EP2DC Documentation Page
EP2DC allows, for the first time, datasets to be stored in a remote data store alongside the article they pertain to . EP2DC comprises several services that allows users to upload data alongside their EPrints article submission. It then allows users to find data via the MDC (Materials Data Centre -
www.materialsdatacentre.com) service. The project is designed around REST interfaces and is extensible to other data centres.
This is a fedarated system that requires service software at each end:
-
Data Centre. This is for holding your datasets. In this case we have implemented a basic Materials Data Centre built on top of Windows SharePoint Services. This is a subset of MIcrosoft SharePoint 2007 that is built into Windows Server 2003 and 2008 -
http://technet.microsoft.com/en-us/windowsserver/sharepoint/default.aspx. You can install your own instance of this on top of Windows Server by downloading the MDC software on this site.
-
EPrints. The document repository used here is EPrints (
www.eprints.org). We have developed a plugin for EPrints that allows you to submit datasets at the same time as submitting your article, and also allows you to view datasets related to articles in an EPrints repository.
MDC API layer
The MDC API layer provides a REST interface for uploading and downloading datasets into the data centre. These are described @
https://mdc-s1.soton.ac.uk:8080/mdc_bin/EP2DC/ServiceDocumentation.aspx - and in the
ServiceDocumentation.htm file attached here. Access to the test MDC server currently requires either a University of Southampton account, or guest account that can be obtained by
emailing Dr Kenji Takeda
EPrints plugin
The EPrints plugin for EP2DC is described on the EPrints website @
http://wiki.eprints.org/w/EP2DCOverview
Installing and using the MDC layer
In order to use this service a data centre must be available. Here we have setup a materials data centre on top of Microsoft SharePoint. Here is a full description of how to do that.
- Install Windows SharePoint Services. The EP2DC service requires the following SharePoint features:
- One document library
- One custom content type
For our example, we created a SharePoint site collection using the “Blank site” template (STS#1) which looks like this:

You may prefer to use a different template to get some of the other features in SharePoint such as announcements lists, calendars and contacts list. We don’t have any of those in this site. You can also customise the pages and styles to make it look less like SharePoint if required.
We then created two document libraries:
mdcdata and
mdcschemas. mdcdata is for storing the files passed by EPrints and mdcschemas is somewhere for us to hold schemas although if the schemas are held on a publicly accessible site this document library would be redundant.
Here are the document libraries after creation:

The next requirement is to create a custom content type for materials tests. Eventually, in later versions of the MDC, custom content types could be one of techniques used in searches to find related data. We currently only have one custom content type which is called
MatDBTest as we are only using XML data for our use case that matches the MatDB schema. The custom content type has been created at the site level as below. It is based on the Document content type.

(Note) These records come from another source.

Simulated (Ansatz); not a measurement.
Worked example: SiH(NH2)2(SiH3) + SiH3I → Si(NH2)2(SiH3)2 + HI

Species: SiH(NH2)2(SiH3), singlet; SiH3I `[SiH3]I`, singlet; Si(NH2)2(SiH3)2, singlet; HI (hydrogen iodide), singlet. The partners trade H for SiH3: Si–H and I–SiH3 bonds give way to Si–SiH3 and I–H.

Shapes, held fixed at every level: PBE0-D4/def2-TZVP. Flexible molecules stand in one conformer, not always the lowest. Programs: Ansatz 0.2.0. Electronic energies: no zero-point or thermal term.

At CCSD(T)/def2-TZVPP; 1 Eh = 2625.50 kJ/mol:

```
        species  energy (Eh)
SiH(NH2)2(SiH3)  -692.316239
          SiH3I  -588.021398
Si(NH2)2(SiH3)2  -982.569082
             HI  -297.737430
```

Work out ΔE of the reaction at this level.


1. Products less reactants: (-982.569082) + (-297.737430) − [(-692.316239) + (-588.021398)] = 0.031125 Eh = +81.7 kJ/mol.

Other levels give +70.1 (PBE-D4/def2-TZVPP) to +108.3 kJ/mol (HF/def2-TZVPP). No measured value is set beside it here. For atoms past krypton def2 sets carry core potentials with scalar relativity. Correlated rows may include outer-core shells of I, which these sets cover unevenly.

The custom content type needs to be enabled for use in the mdcdata document library, as well as the built in content type called “Link to a document” which is used to link to other datasets and external pages. This is done through the document library settings. Note that you may need to enable content types on the document library by clicking on
Advanced Settings and enabling
Allow management of content types first.

When XML data is uploaded it is validated against a schema. The schema to use is defined at the top of the XML file such as in the following example:
...<MatDB:MatDB xsi:schemaLocation="http://odin.jrc.ec.europa.eu https://odin.jrc.ec.europa.eu/MatDBXMLschema/matdb.xsd" xmlns:MatDB="http://odin.jrc.ec.europa.eu" xmlns:xsi="http://www.w3.org/2001/XMLSchema-instance">..._
As you can see, it will try and validate against the schema stored at
https://odin.jrc.ec.europa.eu/MatDBXMLschema/matdb.xsd_ which is a a schema for describing engineering materials test data, developed by domain experts and available in the public domain. If a schema is not available online, then one can be stored in the data centre in the mdcschemas document library and the URI to this can be referenced in the XML file.
Here are a couple of schemas stored in the mdcschemas document library. Note the Upload button which is used to send a file to the document library:

The XML would then reference the schema as follows:
<MatDB:MatDB xsi:schemaLocation="http://odin.jrc.ec.europa.eu https://mdc-s1.soton.ac.uk/mdcschemas/matdb-v3.xsd" xmlns:MatDB="http://odin.jrc.ec.europa.eu" xmlns:xsi="http://www.w3.org/2001/XMLSchema-instance">The EP2DC plug-in can call the MDC service to upload files. It is required that a container will be created for every publication. Because EPrints does not have a name for the container, it is created with a GUID to guarantee uniqueness. Here are some uploads created during testing. The names of the folders could be anything and do not need to be GUIDs but they do need to be unique:

After the EP2DC plug-in has created a container, it can upload files to it. When an XML file is uploaded, this is recognised by the MDC (and provided validation is successful) it is stored in the document library as a MatDBTest file (notice the Content Type).

The EP2DC plug-in can request information from the MDC via the Web service, such as:
- A URI for an uploaded item given an MDC ID
- Items that are related to a given item which is currently done by comparing content types
Here is an example of how related data is displayed in the EPrints interface. Currently only the filenames of the items are displayed, but this could be any information available; this section is actually just HTML so a list of related items could be replaced by graphics or any useful feedback that could generated based on the file that was uploaded.